In order to build this proposed $10.5 million water plant, the DUD needs financial assistance and is seeking help through USDA Rural Development's loan/grant program. The plan is to construct a three million gallon a day plant, intake, and transmission lines. In an effort to derail DUD's funding for this project, Mayor Hendrixson recently sent letters in opposition to Bobby M. Goode, State Director of the USDA Rural Development and Justin P. Wilson, Comptroller of the Treasury.
In the letter sent last month to Bobby M. Goode, State Director of USDA Rural Development, Mayor Hendrixson wrote, "we respectfully request that your agency NOT participate in the funding of this project for the following reasons:
1. Smithville has adequate high quality water to meet the foreseeable needs of DUD. We currently pump 1.7 to 2.0 million gallons per day (MGD) of which we sell 0.7 to 0.8 MGD to DUD. We have offered to make 2.0 MGD available to DUD on a 10 or 20 year contract. Our water rates to DUD are reasonable, currently at $2.00 per thousand gallons.
2. Most important is the financial effect on DUD's customers, who will see their water rates increase 50% or more, and on our customers, whose rates will also have to be increased due to the loss of this big customer.
3. DUD's projected growth rate is 3% annually for 40 years. This would amount to their customers more than tripling (3 percent compounded for 40 years is 3.26). This is unreasonable when one considers that the population increased only 0.3% for the past ten years (0.3 percent compounded for 40 years is 1.13). If this growth rate proves too optimistic, it appears DUD's rates could easily triple.
The more prudent action for DUD appears to be to negotiate a new 10 year contract with Smithville, allowing DUD to sell water to Alexandria or Watertown and expand their service within a 2.0 million gallon a day allocation (60 million gallons per month). State regulation requires planning begin for expansion when a water plant is at 80% of capacity; therefore, we have 3.2 MGD available, and DUD would have 2.4 MGD available with their 3.0 MGD plant. If we continue to furnish water, NOBODY would be required to pay a higher water rate due to construction of an unneeded water treatment plant.
For these reasons, we respectfully request that your agency reject this application. I am sure there are plenty of needed projects where these funds can be put to better use".
In a letter sent last month to State Comptroller Wilson, Mayor Hendrixson wrote, "I am appealing to you to prevent an unneeded project which will immediately raise the water rates for the customers of the DeKalb Utility District by 50% according to their calculations, and raise the water rates for the customers of the City of Smithville by 15 to 25%. The Utility District's customer rates will be raised considerably more than 50% when the projected 3% exponential growth rate for the District fails to materialize".
"The short story is that Smithville sells DUD all of its water, which amounts to about 24 million gallons per month. This represents about half of the water which we produce. DUD has an allocation of 60 million gallons per month from us and we are willing to renew our contract which expires in 2014. Our position is that this project is not needed and is not financially feasiable due to the unreasonable assumed growth rate".

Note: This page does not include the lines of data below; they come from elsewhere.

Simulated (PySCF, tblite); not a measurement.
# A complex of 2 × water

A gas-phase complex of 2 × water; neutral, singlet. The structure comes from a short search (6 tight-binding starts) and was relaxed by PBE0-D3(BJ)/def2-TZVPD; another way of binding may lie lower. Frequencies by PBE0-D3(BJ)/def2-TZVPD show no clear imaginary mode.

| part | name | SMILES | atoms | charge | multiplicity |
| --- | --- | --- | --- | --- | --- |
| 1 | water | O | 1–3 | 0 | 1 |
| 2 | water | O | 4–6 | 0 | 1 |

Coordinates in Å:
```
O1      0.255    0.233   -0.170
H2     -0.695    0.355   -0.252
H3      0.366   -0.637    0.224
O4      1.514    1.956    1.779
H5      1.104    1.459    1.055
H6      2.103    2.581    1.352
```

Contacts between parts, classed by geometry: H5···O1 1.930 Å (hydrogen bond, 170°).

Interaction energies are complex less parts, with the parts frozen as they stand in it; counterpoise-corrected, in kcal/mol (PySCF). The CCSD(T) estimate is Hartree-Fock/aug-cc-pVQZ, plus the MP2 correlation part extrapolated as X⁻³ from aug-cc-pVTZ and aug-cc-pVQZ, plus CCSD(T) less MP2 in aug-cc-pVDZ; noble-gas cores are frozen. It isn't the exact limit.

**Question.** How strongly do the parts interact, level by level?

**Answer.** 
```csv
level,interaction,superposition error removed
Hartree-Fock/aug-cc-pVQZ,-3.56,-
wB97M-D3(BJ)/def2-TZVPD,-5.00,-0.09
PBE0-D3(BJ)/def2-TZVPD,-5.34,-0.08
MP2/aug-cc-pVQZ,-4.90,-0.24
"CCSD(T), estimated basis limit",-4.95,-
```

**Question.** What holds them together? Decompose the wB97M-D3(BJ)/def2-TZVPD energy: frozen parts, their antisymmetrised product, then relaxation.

"I am writing to you because I understand a private bond sale through TAUD/Wiley Brothers is under consideration for either all or part of this $11 million project, and I understand that you have authority to approve or disapprove this bond issue."
"I respectfully request your careful consideration of this matter".
Mayor Hendrixson also sent a letter last month to Roger Turney, Chairman of the DeKalb Utility District, which states" As you may recall, I wrote to you last October about negotiating a new contract or an extension of our existing contract with DeKalb Utility District. We have determined that you propose to build a 3.0 million gallon a day water treatment plant. According to state regulation, you can load your proposed plant up to 2.4 million gallons per day (80% of rated capacity) before TDEC will require that you commence plans to expand. Our renovated water treatment plant has a capacity of 4.0 million gallons per day. We have installed standby generators at both our raw water intake on the main channel of Center Hill Lake and at our treatment plant; thereby, as nearly as possible, assuring power and reliability.
"I am advised that your engineers have projected your water system to grow 3% per year. Under that assumption, DeKalb County would more than triple in 40 years. I hope they are correct; however, past history and the coverage you have of your potential service area cast doubts upon that projection. If it does not occur, the 50% increase in water rates proposed by your engineers will prove inadequate.
We can furnish DUD up to 2.0 million gallons per day for 20 years. We are willing and indeed anxious to negotiate a water purchase contract for the next 10 or 20 years, and believe it is in the best interest of both your ratepayers and those of the City of Smithville. We will be glad to continue to share the Best Tasting Water in the Upper Cumberland as judged by TAUD".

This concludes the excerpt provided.